Wednesday, November 28, 2007

How Big Oil and Governments Bend you over the Barrel

As I'm writing this post, oil is trading at $92.84 a barrel on the New York Mercantile Exchange. Gasoline is near $3 a gallon in the U.S and $1.03 per litre in Canada. Meanwhile Exxon Mobil reported a $9.4 Billion (thats with a B folks) dollar profit for the last 3 months.

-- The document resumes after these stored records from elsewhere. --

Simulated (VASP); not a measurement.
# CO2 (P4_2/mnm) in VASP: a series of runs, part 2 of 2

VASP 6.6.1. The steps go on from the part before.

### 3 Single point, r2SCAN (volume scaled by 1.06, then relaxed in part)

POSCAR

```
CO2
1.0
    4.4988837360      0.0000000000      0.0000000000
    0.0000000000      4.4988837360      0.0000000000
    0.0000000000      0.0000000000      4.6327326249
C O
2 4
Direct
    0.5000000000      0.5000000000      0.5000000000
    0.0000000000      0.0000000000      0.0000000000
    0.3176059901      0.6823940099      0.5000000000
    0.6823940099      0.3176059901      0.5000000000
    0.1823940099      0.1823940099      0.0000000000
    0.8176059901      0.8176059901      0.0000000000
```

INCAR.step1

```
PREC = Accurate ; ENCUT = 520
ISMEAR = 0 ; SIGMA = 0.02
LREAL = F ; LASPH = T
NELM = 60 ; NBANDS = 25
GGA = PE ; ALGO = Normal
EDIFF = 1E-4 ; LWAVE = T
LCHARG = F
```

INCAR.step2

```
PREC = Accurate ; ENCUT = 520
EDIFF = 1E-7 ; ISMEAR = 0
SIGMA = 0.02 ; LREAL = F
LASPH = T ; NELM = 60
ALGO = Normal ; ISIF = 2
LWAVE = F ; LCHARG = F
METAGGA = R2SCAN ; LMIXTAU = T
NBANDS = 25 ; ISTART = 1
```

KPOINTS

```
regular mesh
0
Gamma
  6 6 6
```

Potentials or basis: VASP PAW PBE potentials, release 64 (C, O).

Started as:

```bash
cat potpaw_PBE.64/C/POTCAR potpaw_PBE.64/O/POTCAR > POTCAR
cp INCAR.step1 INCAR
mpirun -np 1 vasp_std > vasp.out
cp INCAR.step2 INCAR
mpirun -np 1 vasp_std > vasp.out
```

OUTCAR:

Here's why it's always your turn to be in the barrel;

  • The world's cheapest oil to extract comes from Saudi Arabia and costs $2 a barrel to pump out of the ground. The Saudi's, through their national oil company, produce over 8 million barrels per day which for the most part is off-limits to Western oil companies ... hmmm.
  • For Western oil companies it will cost between $5 to $7 a barrel for easily accessible oil. So let's say the cost is $7 per barrel.
  • Factor in capital costs, like building the pumping facility at several billion dollars a pop and that will typically add another $5 to $7 dollars per barrel. So for easily accessible fields it costs Big Oil $14 to get that liquid gold out of the ground.
  • For expensive fields like the Gulf of Mexico, Texas or the tar sands in Canada, the average production and capital cost is somewhere between $13 and $25 per barrel.

Now look out - here come the governments of the world. They have bequethed upon themselves the mantle of unrestricted taxation. Depending upon where you live on this planet, taxes and royalty payments can range from 40% of profits in the United States to over 90% in places like Russia or Libya.

Add to the mix the fact that there hasn't been one single new refinery built in the U.S. since 1976. As a matter of fact 50 have closed since the 1990's rather than making the necessary investments to comply with pollution laws. The net result are low gasoline supplies caused by a lack of refining capacity.

The domestic refining industry has continued to consolidate, allowing operators to avoid building new refineries, run existing ones at full throttle and thus causing many of the outages which have been experienced over the last few months.

Last but not least big oil companies refine more oil than they pump themselves. For example, Exxon refined 5.6 million barrels a day in the third quarter of 2007 .... but only pumped 2.5 million barrels a day. Chevron sold 3.5 million barrels a day of refined products ..... but only pumped 1.7 million barrels per day.

Mark Cooper, who is the research director for the Consumer Federation of America, said prior to a hearing by a House Judiciary Committee antitrust panel in Washington last May that Big Oil "have no interest in building spare capacity because that would undermine their pricing power." He went on to say at the hearing that "this is a picture of fundamental market failure," and that "Congress and the administration have stood by and done nothing to help consumers." "This is just mismanagement but they get away with it because their is no competitive discipline."

Connecticut Attorney General Richard Blumenthal is quoted as saying "There is near unanimity among economists that there is a concentration of power." The oil companies "have clearly demonstrated that they will abuse it."

To bring gasoline prices down in the short term, Cooper urged Congress to use its antitrust authority and investigate whether the refining industry has become too monopolistic. He also called for creating a strategic reserve to help ease price spikes when a refinery is taken offline.

I would urge Stephen Harper, the Prime Minister of Canada, to also address this extremely serious situation ... because at the end of the day ... the citizens of this great country, like the proverbial golden goose, can only lay so many golden eggs.